As you can see, if a node stores 100\% of data, the value of \code{depth} always remains 1. The node only needs to go through the above steps once every time when it attempts to generate a \code{poa} proof. If the node stores 50\% of data, the value of \code{depth} is expected to approach 2 as it produces enough blocks. If the node stores 10\% of data, the value of \code{depth} approaches 10.

If a node produces a total of $N$ blocks, and the \texttt{poa.depth} of each block is $x_{i\in 1,2,...,N}$, the average \code{depth} value of the $N$ blocks $\hat{x}$ is:

$$
\hat{x} = \frac{1}{N} {\sum_{i=1}^N x_i}
$$

With time, the node produces enough blocks (i.e. $N \to \infty$), we can calculate the proportion of data stored locally by the node relative to the network-wide data more precisely with the value of $\hat{x}_{N \to \infty}$. The formula is as follows:

$$
R = \frac{1}{\hat{x}_{{N \to \infty}}}
$$

With the knowledge of the storage capacity of nodes $R$, we can incentivize the miners to store more users' data by allocating the rewards accordingly.

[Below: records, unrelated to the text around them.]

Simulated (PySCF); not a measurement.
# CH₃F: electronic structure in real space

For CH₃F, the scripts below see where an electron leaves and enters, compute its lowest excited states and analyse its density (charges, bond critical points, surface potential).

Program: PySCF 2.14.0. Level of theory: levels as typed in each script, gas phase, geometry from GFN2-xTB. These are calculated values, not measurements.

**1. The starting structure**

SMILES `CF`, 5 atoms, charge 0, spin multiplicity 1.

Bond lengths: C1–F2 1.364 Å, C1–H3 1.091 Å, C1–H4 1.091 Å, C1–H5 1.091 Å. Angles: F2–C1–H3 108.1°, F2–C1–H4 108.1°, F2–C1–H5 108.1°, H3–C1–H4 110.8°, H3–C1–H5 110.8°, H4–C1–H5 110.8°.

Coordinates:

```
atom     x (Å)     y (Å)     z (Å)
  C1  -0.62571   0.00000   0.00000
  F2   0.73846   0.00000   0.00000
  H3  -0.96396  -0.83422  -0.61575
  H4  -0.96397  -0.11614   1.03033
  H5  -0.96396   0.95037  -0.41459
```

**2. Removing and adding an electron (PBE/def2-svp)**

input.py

\subsubsection{Proof of Stake}

\subsubsubsection{Validator Election}

Validators on Canyon network have two responsibilities: author blocks as a virtual miner and provide uninterrupted storage services. Given the fact that the security of a PoS system is rooted in the number of tokens locked in the staking pool, both the validators and stakers should be obviously rewarded for the contribution to the security of consensus. Additionally, the value of Canyon network in essence is the high availability of the perpetual storage service served by the whole validator set. Validators who win more stakes and provide superior storage services with larger storage capacity will gain a great advantage in the staking election.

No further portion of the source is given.